"Ezio is a bit of cliche": Patrice Désilets on Prince of Persia, Ancestors, and why he hasn't played an Assassin's Creed game since Brotherhood
With Ancestors: The Humankind Odyssey out now on Xbox One, Patrice Désilets looks back on his epic, genre defining career
Over the past 20 years, Patrice Désilets has amassed ten official game credits. Compared to most high-profile industry figures, that's a fairly small CV. Yet when said resume rocks three bona fide masterpieces, our collective caps should be well and truly doffed to this hugely influential, Montreal-based designer.
Not only did Désilets make Prince Of Persia relevant for the first time in 15 years with 2003's wonderful The Sands Of Time, in the process of making a new POP game he also created arguably the iconic third-party series of the last two decades... Assassin's Creed.
The mastermind behind Altaïr and Ezio's stab-happy historical adventures, Désilets is responsible for helming the most beloved entries in Ubisoft's chart-topping franchise. After parting ways with the French publisher, he created his own studio, Panache Digital Games, going on to make one of 2019's most conceptually interesting games, Ancestors: The Humankind Odyssey.
We recently caught up with the esteemed game director to talk Xbox homo sapiens, the origins of Assassin's Creed, what makes a great video game reboot, and why you shouldn't believe every Donald Duck-related rumour you read on the interwebs.
How daunting was starting your own studio back in 2014? Was founding Panache one of the biggest gambles of your career?

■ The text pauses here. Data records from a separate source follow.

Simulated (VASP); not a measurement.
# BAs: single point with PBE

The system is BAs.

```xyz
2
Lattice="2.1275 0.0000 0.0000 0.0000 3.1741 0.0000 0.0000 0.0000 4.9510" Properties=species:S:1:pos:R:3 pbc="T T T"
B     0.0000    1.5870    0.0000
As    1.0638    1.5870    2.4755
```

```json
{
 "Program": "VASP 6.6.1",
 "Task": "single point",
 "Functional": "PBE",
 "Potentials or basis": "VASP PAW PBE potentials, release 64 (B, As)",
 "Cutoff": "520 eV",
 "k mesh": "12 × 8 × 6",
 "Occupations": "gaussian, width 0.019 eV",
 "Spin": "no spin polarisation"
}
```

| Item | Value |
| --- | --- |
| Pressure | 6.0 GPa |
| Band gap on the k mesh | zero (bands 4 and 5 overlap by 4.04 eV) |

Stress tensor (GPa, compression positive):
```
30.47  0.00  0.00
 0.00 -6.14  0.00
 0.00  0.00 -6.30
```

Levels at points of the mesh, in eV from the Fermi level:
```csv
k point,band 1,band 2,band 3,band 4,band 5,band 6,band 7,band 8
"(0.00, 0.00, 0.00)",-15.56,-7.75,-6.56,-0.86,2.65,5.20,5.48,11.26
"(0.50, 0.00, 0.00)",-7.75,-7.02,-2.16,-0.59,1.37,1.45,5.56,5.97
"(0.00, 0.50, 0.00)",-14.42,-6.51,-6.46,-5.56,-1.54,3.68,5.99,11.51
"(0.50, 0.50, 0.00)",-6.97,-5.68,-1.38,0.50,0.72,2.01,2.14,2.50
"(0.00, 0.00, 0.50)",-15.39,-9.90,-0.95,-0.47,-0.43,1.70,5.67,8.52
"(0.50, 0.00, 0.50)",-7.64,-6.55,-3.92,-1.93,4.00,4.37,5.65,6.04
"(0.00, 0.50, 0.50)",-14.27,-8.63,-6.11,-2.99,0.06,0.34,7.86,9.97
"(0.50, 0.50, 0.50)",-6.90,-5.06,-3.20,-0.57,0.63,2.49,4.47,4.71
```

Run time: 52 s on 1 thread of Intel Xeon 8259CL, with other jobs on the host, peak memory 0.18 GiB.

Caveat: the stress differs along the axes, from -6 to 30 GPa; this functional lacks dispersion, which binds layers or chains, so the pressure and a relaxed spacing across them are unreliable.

It was a big thing, but not as much as becoming a father... but yeah, it was kind of a big deal. But at the same time I feel it was time to start my own shop. It was a long process, because we were founded in 2014, we received some money in 2015, and we actually opened up the studio in July of 2015. It was a two-year process [getting the studio up and running]. And then it was four years of making the game. So in all it's been a six-year journey [to finish Ancestors]. But it's been great, and like I said, at the end of the day, I think I was at a point in my career where I needed my own studio to actually build the type of games that I wanted to make... games that are a bit 'outside the box', with different subject matters. With all my knowledge built up from 20 years of making games, I was ready.
There were nine years between Assassin's Creed Brotherhood hitting shelves and Ancestors: The Humankind Odyssey launching. What lessons have you learned over that time?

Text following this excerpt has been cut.